Friday, September 11, 2015

Block ACK Session

Key Points on Block ACK Session:
  • Session is established using ADDBA Request & Response which are Management (Action) frames (hence ACKed).
  • Session can be tear down by either party by sending DELBA request (ACKed).
  • Block ACK Session is specific to particular AC of  a given station & in one direction.
  • Each Block ACK session will have one or more transactions. Hence, it is good for the station to start Block ACK session with the peer and use it for multiple transactions.
  • Each transaction can have 
    • Single AMPDU or
    • Multiple Data / MSDU packets or
    • Multiple AMSDU packets or
    • Mix of Data & AMSDU packets. 
  • Each transaction acquire channel using EDCA rules. Moreover, one transaction can make use of multiple TXOP by acquiring channel multiple times if sending Multiple Data/AMSDU frames. Sending AMPDU will involve channel acquisition only once. 

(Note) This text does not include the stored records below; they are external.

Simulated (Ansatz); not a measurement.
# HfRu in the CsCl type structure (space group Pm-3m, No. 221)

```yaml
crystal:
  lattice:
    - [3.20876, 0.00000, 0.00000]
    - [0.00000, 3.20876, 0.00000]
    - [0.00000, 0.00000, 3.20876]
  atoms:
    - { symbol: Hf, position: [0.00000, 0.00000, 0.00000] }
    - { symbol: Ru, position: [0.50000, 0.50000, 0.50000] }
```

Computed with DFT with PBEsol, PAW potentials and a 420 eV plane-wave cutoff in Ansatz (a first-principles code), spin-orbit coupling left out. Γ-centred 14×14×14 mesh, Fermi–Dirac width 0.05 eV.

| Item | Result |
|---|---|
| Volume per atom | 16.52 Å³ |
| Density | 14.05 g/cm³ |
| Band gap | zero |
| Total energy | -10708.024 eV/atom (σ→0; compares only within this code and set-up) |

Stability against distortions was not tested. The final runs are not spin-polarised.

  • Each transaction will be acknowledged using BA frame. Immediate (not Delayed) Block ACK is something which is generally used. 
  • BAR & BA are Control packets & hence not acknowledged in Immediate Block ACK. However, In Delayed Block ACK, BAR & BA packets are acknowledged using ACK packet.
  • Actual frames in an AMPDU (channel acquisition only once) is governed by:
    • TXOP Limit: Correction: An AMPDU can stretch across multiple TXOPs. 
    • BA capacity (64 Data/AMSDU for compressed BA)
    • Buffer available at the receiver for the data expected to receive in one transaction.
  • Backward Compatibility:
    • Block ACK session b/w HT node and non-HT node is possible.
    • HT station will use 802.11e Block ACK for legacy stations.
    • HT station will use HT-Immediate / Delayed Block ACK while setting BA session with another HT client.
  • If one or more of the QoS DataMPDUs in an aggregate have their Ack Policy field set to Normal Ack then the responder will return a BA in response to the aggregate.
  • Fields in ADDBA request & response
    • Block Ack Policy in BA session (Immediate or Delayed)
      • HT & non HT Station:
        • The policy is proposed by originator but final policy is given by recipient.
      • HT & HT Station:
        • Recipient either accepts or rejects the policy proposed by originator.
    • Buffer Size: 
      • Number of frame buffers (typical value 64) which receiver has or MPDUs which can be sent in one transaction. Each buffer is 2304 bytes.
    • AMSDU Support: 
      • ADDBA RQ: Originator can send AMSDU in the session
      • ADDBA Response: Receiver supports receiving AMSDU in the session or not. Receiving AMSDU is mandatory. 
    • Block Ack Timeout Value:
      • Duration during which if no frames (including BA, BAR or QoS Data) are exchanged, session can be terminated by either party by sending DELBA frame.
  • MPDU Retransmission:

  • Cases when AMSDU should be used in Block ACK session
    • Case 1: 
      • High volume of small packets. If only AMPDU is used then one transaction will have 64 small data packets in one TXOP (hence under utilizing the TXOP) which will limit the throughput. e.g. Aggregation of TCP ACKs can lead to throughput improvements.
      • Q: This should be valid only for voice and video as they have TXOP specified in msec. For BE/BK, the TXOP will be derived by size of AMPDU and hence if frames are smaller then TXOP will be small which invalidates the above point. We have already seen  in one of the post that using TXOP of 11e and AMPDU is a very bad idea. Need to see, what the TXOP used for voice and video.
    • Case 2: 
      • Very high Data rates. 64 frames each of size 1500 bytes cannot fully utilize TXOP.
  • Capture: ADDBA Request

  • Capture: ADDBA Response

Note: Buffers available = 64 * 2304 = 147456 bytes. Max AMPDU size is 64K (65535)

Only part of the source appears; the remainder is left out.